StinkyT: Me and him are good. You gotta get in the trenches and get dirty. Earn your respect.
Yager: I don’t want respect, just a ‘good morning’.
StinkyT: Ha!
November 18, 2008
In the Faace...
I feel so dirty and at the same time completely lame.
I have nothing against Facebook or any of the other networking sites but had decided early on that it wasn’t for me. For some reason I didn’t want to get caught up in the craze and resisted pressures from people around me to join and be connected.
My cousin Whistler recently had a baby and she posts new pictures of him there. A good friend Timo lives on the other side of the world and we don’t get to talk too much anymore. My curiosity had finally gotten the best of me so it has come to this.
I was a rebel, man. A rebel in the crowd, diamond in the rough, lady in the red dress, whatever that super cool phrase to describe my non-Facebook-ness. And that’s why I feel dirty, because I’ve fallen into temptation and embrace it tightly with my mouse cord.
At the same time I realize that the Facebook fervor has dropped down to a tepid, golf clapping kind of yesterday’s news. Ergo, my non-cutting edge lameness. I’ll be back to prove my superior coolness soon.
October 27, 2008
Medium Half Coffee, Half French Vanilla Please. Now.

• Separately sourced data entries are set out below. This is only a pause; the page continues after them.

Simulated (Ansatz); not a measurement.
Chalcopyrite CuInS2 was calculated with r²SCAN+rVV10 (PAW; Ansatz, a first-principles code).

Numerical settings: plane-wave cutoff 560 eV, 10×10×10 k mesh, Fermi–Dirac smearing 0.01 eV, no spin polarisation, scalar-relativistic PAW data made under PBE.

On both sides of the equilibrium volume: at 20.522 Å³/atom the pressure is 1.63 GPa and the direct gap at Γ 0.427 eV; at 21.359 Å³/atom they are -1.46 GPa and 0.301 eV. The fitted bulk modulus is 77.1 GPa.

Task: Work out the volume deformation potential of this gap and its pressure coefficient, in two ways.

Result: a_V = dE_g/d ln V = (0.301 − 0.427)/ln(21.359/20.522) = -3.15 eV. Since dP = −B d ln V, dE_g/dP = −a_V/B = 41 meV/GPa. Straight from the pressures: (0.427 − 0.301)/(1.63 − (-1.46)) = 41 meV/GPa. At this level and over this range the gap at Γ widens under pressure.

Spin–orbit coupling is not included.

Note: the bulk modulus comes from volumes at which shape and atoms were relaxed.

OK, except nail biting. That is a lifelong thing. But I kind of put this nasty habit into a different cubby hole since I never gained any high from chewing on my fingers. It was more of a “it’s there and I’m bored/nervous/anxious/something” behaviour and obviously once I had bitten my nails to negative cuticle space I had to stop. Now I can say that the habit’s under control… usually they’re left alone but once in awhile there is a fall into temptation but it’s never the massacre it used to be.
Anyway, so back to being smug about addictions. I blame the baby. Let me explain.
Coffee to me, for as long as I can remember has always been the nastiest and foulest thing on which people spend their money. The taste, the breath, sometimes even the smell made me think of dead things. Roadkill on a hot day all bloated, about to drip messy grossness everywhere. I never understood how my dad spent more time with his coffee thermos than anything else and was superbly happy, and smug when he was told to cut back before the rest of his insides rotted away.
When I became pregnant there weren’t any insane food cravings. Sure I’d be hungry all the time and once in awhile want to eat something really badly but nothing like the peanut butter on a sloppy joe with a side of relish kind of weirdness. But then Mr. Stinky started a new job. And his coffee habit. And I started stealing sips when he had a cup.
That is how me and coffee became best friends. I drank coffee and the baby rewarded me with powerful roundhouse kicks in utero. There wasn’t a need to drink a lot, just a few good sips to settle the cravings now and then.
And then I went back to work. Bug-bug was weaned and I didn’t have to worry about the effects of over-caffeinating her any longer. Coffee has since become my highlight of the day. So far I can live on one coffee a day but it’s a painful wait. I buy my coffee in the early afternoon so from the time I wake up to when I get my fix all I can think of is how much longer until my happy time.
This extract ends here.